Can a causal effect be computed? That's no longer the only question. The new frontier is computational identifiability: not just whether an effect can be estimated in theory, but whether it can be extracted from the actual data you have, with the computational resources at hand.
Traditional causal identification focuses on what is theoretically possible given a causal graph and infinite data. Algorithms derived under asymptotic assumptions may guarantee that a target effect can be uniquely determined—eventually. But practitioners working with finite samples, noisy measurements, and limited budgets need a more grounded answer.
The proposed computational identifiability framework flips the script. Instead of a theoretical identifiability proof that relies on idealized conditions, it defines a finite computational search for an empirical estimator. If that search finds an estimator that meets a predefined error tolerance, identifiability is deemed satisfied—conditional on the chosen search procedure and the prior assumptions about the parameter distribution. It’s a practical, result-oriented definition.
Real-world scenarios, real constraints
The paper demonstrates this approach on several challenging fronts: extremely small sample sizes, ambiguous graphical criteria that stymie classical methods, mixed datasets combining observational and interventional data, and even counterfactual estimands. In each case, the computational search yielded a clear answer about whether and how a causal effect could be estimated from the data actually in hand, rather than from an imaginary infinite dataset.
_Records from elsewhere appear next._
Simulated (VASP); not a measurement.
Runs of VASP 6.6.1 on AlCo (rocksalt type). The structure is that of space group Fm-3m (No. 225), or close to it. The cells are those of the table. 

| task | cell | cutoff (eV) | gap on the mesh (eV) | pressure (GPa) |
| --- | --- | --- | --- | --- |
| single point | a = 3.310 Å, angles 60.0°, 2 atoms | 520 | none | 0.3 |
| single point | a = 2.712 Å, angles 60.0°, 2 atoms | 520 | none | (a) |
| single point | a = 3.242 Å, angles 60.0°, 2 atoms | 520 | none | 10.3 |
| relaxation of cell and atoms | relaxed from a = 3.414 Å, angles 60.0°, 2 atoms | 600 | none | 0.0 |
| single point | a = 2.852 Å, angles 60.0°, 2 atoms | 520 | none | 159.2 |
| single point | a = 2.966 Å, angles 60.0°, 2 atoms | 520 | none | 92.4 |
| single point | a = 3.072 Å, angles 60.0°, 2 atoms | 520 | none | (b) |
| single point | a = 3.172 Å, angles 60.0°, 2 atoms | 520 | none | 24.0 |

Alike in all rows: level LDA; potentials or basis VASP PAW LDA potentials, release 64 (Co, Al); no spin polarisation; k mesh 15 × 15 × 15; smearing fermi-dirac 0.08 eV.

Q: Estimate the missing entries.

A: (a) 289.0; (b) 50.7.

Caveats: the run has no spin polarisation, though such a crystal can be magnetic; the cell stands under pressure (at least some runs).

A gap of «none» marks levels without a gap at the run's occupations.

This shift from asymptotic theory to finite computation is especially relevant for on-premise deployments. When data cannot leave the premises for privacy or regulatory reasons, and the available dataset is necessarily limited, computational identifiability provides a rigorous way to assess which causal queries can be reliably answered with local resources. It also highlights when obtaining more data or upgrading hardware would be required—a direct input for capacity planning and TCO analysis.
Implications for on-premise and sovereign AI
In an on-premise environment with fixed compute budgets (GPUs, CPUs, memory), the search procedure itself becomes a cost factor. The framework makes explicit that identifiability is contingent on the computational effort invested: a more exhaustive search might certify identifiability where a coarser one would fail. This creates a new trade-off between statistical rigor and computational cost, one that organizations must weigh against their hardware capacity and operational constraints.
For AI-RADAR readers, this aligns with the core mission of evaluating not just model accuracy but the full deployment equation. The computational identifiability concept can be integrated into feasibility assessments for local inference and causal modeling. It also underscores a broader trend: the best theoretical guarantees mean little if they can't be realized with the compute and data available in-house.
From ideal to actionable
The research marks a move from ideal causality to computable causality. It’s a conceptual shift that resonates with the on-premise philosophy: control, sovereignty, and practical viability. The code, publicly available on GitHub, offers a hands-on tool for experimentation, inviting practitioners to test the framework on their own data and computing stacks.
At a time when causal machine learning is gaining traction in industry, computational identifiability could become a standard sanity check for any local deployment that aims to extract cause-and-effect insights, not just predictions.